President Trump's desire to frame a new relationship with Moscow – another "reset," by yet another president – was an ill-fated dream. As the character "Lorraine McFly" said in the movie, Back to the Future, "It was meant to be!" U.S.-Russia geo-political differences were simply too great to be overcome by Trump's rhetorical outreach and Rex Tillerson's visit - and that was before the U.S. cruise missile attack on the Syrian airfield.  At this point, as NYT correspondent David Sanger summarized, Washington-Moscow relations are "reverting to norm;" there is no expectation they will improve any time soon.
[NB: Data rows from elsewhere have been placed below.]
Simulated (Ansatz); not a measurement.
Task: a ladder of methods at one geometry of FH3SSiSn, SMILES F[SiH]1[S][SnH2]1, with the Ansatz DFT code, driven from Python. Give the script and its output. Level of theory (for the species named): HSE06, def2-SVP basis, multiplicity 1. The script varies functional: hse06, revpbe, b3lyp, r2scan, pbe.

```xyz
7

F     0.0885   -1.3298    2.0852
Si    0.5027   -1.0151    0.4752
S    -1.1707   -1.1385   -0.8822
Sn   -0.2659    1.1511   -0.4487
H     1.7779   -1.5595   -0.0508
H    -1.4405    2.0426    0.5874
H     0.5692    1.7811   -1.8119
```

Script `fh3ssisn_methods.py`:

  • In many ways, until Tillerson's arrival in Moscow, it was "the best of weeks" for Trump's young foreign policy team: the president welcomed key Middle East leaders from Jordan and Egypt to the White House; greeted NATO Secretary General Jens Stoltenberg and in the process provided (overdue) support to the trans-Atlantic alliance; hosted what now seems like a successful summit with Chinese President Xi Jingping; and ordered a measured military response to Assad's chemical attack, a response that received wide support domestically and internationally.
    • The Xi summit result was the most surprising: on the business side, what many critics initially thought was merely a "100-day plan to produce a plan" appeared in the end to secure PRC agreement to further squeeze North Korea economically. If true, this would represent a major step forward in addressing the principal security threat to NE Asia, and ultimately, to the U.S.. 

But on last week's central feature, the high-level U.S.-Russia meetings in Moscow, the Trump dream on U.S.-Russia relations bumped against another harsh reality: the future of Syrian president Bashir al-Assad. In yet one more 180-degree reversal of Mr. Trump's foreign policy campaign positions, Secretary of State Rex Tillerson signaled that "steps are underway" to secure the removal of the Syrian president.

  • Coming less than two weeks after Tillerson said that the future of Assad "is up to the Syrian people," Rex's Moscow statement was breathtaking. Coupled with his February reassurance to anti-Assad foreign ministers meeting in Bonn that the U.S. backed UN efforts to broker a political settlement in Syria, the Trump reversal seemed complete. 

If this sounds familiar, it is: it's the same road map used by Secretary Kerry and President Obama. Neither wanted a major deployment of U.S. troops into the Syrian nightmare, and both wanted a "Geneva-style" political solution that eased Assad out of Damascus and installed a caretaker government that could stitch together the fractured tapestry that is today's Syria. The difference is that President Trump just demonstrated a willingness to change the "facts on the ground," to give Syrian rebels fighting against Assad a credible voice at the Geneva negotiating table.  

But ultimately, to end the Syrian tragedy (beyond defeating ISIS), the U.S. will need Moscow's help; after last week, that prospect seems more distant than ever.